Many thanks for this very pedagogic answer. I will reuse it.
But, of course, Solomonoff’s assumption that one should use the infinite space of all computer programs can be challenged.
The fact that most, if not all, successful scientific models are computable is a main reason for choosing this assumption.
But one can always argue that scientists always work with finite computational ressources, so that the space of computer programs they use is finite, unlike Solomonoff’s infinite space.
“In summary: if you want to do pure Bayesian learning over very large spaces you must set a prior that globally respects a kind of Occam’s razor. It’s not a matter of belief, it’s a mathematical necessity.”
Ah! This is a very interesting point I was missing.
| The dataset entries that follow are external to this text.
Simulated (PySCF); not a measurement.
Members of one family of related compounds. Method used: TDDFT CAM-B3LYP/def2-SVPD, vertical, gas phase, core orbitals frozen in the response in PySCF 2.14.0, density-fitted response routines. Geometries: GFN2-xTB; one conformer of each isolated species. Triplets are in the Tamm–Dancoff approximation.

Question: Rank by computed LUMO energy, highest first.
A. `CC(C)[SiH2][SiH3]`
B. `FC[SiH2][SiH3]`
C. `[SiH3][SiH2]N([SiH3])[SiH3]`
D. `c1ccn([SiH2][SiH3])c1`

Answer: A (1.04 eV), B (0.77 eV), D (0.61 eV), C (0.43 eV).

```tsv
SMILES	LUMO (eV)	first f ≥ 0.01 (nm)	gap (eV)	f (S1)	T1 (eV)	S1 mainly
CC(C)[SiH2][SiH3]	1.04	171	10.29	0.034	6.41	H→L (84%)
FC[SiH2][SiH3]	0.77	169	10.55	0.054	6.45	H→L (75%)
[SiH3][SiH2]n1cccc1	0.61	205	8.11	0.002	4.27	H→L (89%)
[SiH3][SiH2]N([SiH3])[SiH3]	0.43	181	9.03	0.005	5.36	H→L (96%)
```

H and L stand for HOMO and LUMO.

So, even if you had a non-Occam _belief_ (whatever that would be), it would be mathematically impossible to formalize it within bayesian learning.
“If you accept a kind of Occam’s razor, you will also expect that the future will generally tend to be like the past because these hypotheses will generally have lower complexity.”
Agreed, thats what I was trying to say in my previous comment.
Thanks again
NFL is the proof that you need a prior in order to predict that an outcome is more likely than another. Because if the environement is a completely random function, then all outcomes have perfectly equal probabilities, so you can’t predict anything.
NFL is the proof that when there is no prior there can be no scientific method (a rigourous method that predict what will happen, based on previous observations).
So what prior should a scientific method use ?
Modern scientists job is often to write a program that will simulate an environment compatible with previous observation. Simply because in science there is a long history that shows that building a model of an environement is a good way to predict what will happen. That’s the main reason why people do science: it usually works.
A scientist has to write a program which size is not larger than the maximum size (let’s call this size Smax) her cluster of computers can handle.
You can easily prove that for each program P of size S<Smax there are many larger programs that are perfectly equivalent to P. The smaller P is, the more there are larger programs equivalent to it. This number of equivalent programs grows exponentially as S decrease.
Wait a second, this really looks like Solomonoff's prior !
Hi I have a question about inductive inference / Solomonoff induction:
My understanding is that, for a given finite sequence, the algorithms that compute that sequence are given probability values according to their length, complexity or something similar.
It seems to me that this method of algorithm selection leaves no room for “margins of errors” in the input values, meaning that if there is the slightest variation in the input string then it can have adverse effects on the algorithms being considered in terms of simplicity. Is there a variation of the theory that accomodates small errors in the input strings? It seems to me that such a feature is desirable if an approximation of the model is to be used in real-life prediction tasks, because measurement values are often accompanied by “margins of erros”.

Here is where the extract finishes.